Market Surges Despite Profit Drop on Revenue Strength
Dixon Technologies' stock jumped nearly 10% on May 13, 2026, defying its reported quarterly profit figures. Despite a 36% drop in net profit for the March quarter, the stock climb showed investors prioritized operational strengths and future strategies over short-term earnings issues.
Financials and Growth Drivers
Dixon's revenue rose 2.12% to ₹10,510.51 crore in Q4 FY26. This performance, coupled with strong full-year revenue of ₹49,586 crore (up 28%) and net profit of ₹1,644 crore (up 33%), provided a foundation for investor confidence. The company's ability to maintain revenue momentum, even as net profit fell to ₹256.41 crore from ₹400.82 crore in the same quarter last year, shows operational strength. This is supported by strong cash flow and a solid balance sheet, enabling continued investment in expansion. The market's reaction reflects optimism around the company's strategy to focus on higher-margin segments and its position within India's growing electronics manufacturing services (EMS) sector, rather than the quarterly profit miss.
Valuation and Sector Outlook
Dixon currently trades at a Price-to-Earnings (P/E) ratio of about 39x to 48x based on the last twelve months. This is higher than the hardware industry median P/E of about 32.35x but is more competitive than peers like Syrma SGS Technology (around 55.5x) and PG Electroplast (around 52.6x). Amber Enterprises India trades at much higher multiples, with P/E ratios from 137x to over 200x. The broader Indian EMS sector is experiencing substantial growth, expected to grow at a compound annual growth rate (CAGR) of about 27-30% through FY29. This growth is driven by government incentives like Production Linked Incentive (PLI) schemes, global supply chain shifts (like the 'China+1' strategy), and rising domestic demand. Dixon's strategy to diversify into display modules and industrial EMS fits with these sector trends. Historically, Dixon's stock has reacted to high valuations; last May, shares fell after strong results, showing high multiples can temper positive earnings reactions.

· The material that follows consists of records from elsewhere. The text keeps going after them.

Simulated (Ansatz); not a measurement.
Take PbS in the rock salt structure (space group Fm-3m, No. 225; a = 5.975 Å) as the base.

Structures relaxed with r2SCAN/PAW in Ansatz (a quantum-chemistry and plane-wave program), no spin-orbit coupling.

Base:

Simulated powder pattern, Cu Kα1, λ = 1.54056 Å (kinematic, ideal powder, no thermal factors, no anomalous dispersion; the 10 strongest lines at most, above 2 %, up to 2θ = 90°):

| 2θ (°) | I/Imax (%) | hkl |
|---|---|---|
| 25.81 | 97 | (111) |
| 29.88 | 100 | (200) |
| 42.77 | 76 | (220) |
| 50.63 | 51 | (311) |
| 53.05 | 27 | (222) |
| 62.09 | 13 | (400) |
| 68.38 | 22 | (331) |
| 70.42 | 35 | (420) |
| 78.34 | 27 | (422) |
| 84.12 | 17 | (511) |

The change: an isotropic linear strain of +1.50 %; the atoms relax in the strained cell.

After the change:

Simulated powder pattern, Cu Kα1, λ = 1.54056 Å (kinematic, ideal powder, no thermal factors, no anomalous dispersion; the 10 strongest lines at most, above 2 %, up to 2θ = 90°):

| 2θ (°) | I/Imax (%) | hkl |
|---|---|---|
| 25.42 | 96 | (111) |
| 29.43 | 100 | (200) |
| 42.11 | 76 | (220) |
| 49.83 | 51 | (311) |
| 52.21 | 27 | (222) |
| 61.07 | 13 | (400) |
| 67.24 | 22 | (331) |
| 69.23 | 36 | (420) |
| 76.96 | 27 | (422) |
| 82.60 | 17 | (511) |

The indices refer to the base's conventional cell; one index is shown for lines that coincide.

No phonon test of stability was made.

Analyst Concerns and Risks
Despite the market's short-term optimism, several factors warrant caution. A major concern is the impact of expiring Production Linked Incentive (PLI) benefits, which added about ₹350 crore to FY26 profits and are expected to reduce FY27 earnings. Rising component costs, especially for memory chips, continue to squeeze profit margins. For Q4 FY26, EBITDA margins fell to 3.9%. CLSA rates the stock Neutral, concerned that the smartphone market share is peaking and medium-term growth visibility is low. This highlights risks for Dixon's largest revenue segment. Goldman Sachs rates the stock 'Sell' with a target price of ₹9,790, expecting a weak FY27 mobile business outlook due to high DRAM prices and possible further earnings cuts. Regulatory uncertainty looms over the proposed joint venture with Vivo, which could add significant smartphone volumes. However, the deal awaits government approval and faces complications from an ongoing Enforcement Directorate probe into Vivo. Management admits missing early opportunities in industrial EMS, indicating potential agility challenges compared to faster competitors. The company's cost-plus model, though usually effective, has shown sensitivity to these operational pressures.
Future Outlook
Dixon Technologies is actively diversifying into higher-margin areas like data center servers, display modules, and industrial EMS. This aims to reduce reliance on the mobile segment and ease margin pressure. Management forecasts 12-15% revenue growth for FY27, driven by higher average selling prices (ASPs) in mobile and continued expansion in other areas. Analyst price targets show mixed views. Motilal Oswal set ₹14,600 and Macquarie ₹15,000, believing in the company's long-term potential and diversification strategy. However, JM Financial (₹11,200), CLSA (₹10,400), and Jefferies (₹10,280) offer more cautious targets, reflecting a divided outlook on the stock's short-to-medium term path amid execution risks and margin challenges.